Dinner Lab, like many startups, is facing a challenging environment for startups that lately have to find their way to profitability instead of simply fund operations with venture capital. Gumroad, for example, had to lay off most of of its staff as it reassessed its direction. Dinner Lab’s business model was challenging enough that it shifted its events staff to a contract-based model instead of full-time employment.
“We put every ounce of our energy into developing a product that you wanted to engage with regularly, but we weren’t able to turn the corner on creating a profitable enough enterprise to support our ambitions,” the company said. “We are proud of the work that we have done, and am saddened by the fact that we no longer get to make our living on providing you all the experiences that we love so dearly.”
Dinner Lab is a pop-up food event service, which throws parties that include up-and-coming chefs. It threw parties every week or so to once a month in its 31 cities prior to shutting down. The company also had a B2B model for hosting company events.

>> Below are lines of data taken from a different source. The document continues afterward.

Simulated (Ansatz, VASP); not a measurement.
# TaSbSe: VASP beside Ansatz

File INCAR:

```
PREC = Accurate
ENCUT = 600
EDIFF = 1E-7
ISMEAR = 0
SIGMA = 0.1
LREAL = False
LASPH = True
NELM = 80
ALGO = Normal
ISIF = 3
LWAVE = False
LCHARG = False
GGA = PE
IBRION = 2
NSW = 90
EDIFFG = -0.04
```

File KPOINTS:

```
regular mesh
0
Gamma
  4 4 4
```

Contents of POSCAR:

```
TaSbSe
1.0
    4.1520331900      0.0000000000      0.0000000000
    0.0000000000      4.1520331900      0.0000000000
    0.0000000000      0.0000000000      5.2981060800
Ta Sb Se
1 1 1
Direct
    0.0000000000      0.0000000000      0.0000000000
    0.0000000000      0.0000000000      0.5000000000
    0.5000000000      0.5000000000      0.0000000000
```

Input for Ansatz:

That model sounds like a good consumer experience in theory, but in reality it’s a logistical challenge that requires carefully managing an events staff — who were employed full-time before shifting to contractors — that can quickly scale up and down as more or less events are hosted. That requires not only staff management, but also figuring out supply for each event and finding the right sourcing that can operate in step with Dinner Lab’s operations.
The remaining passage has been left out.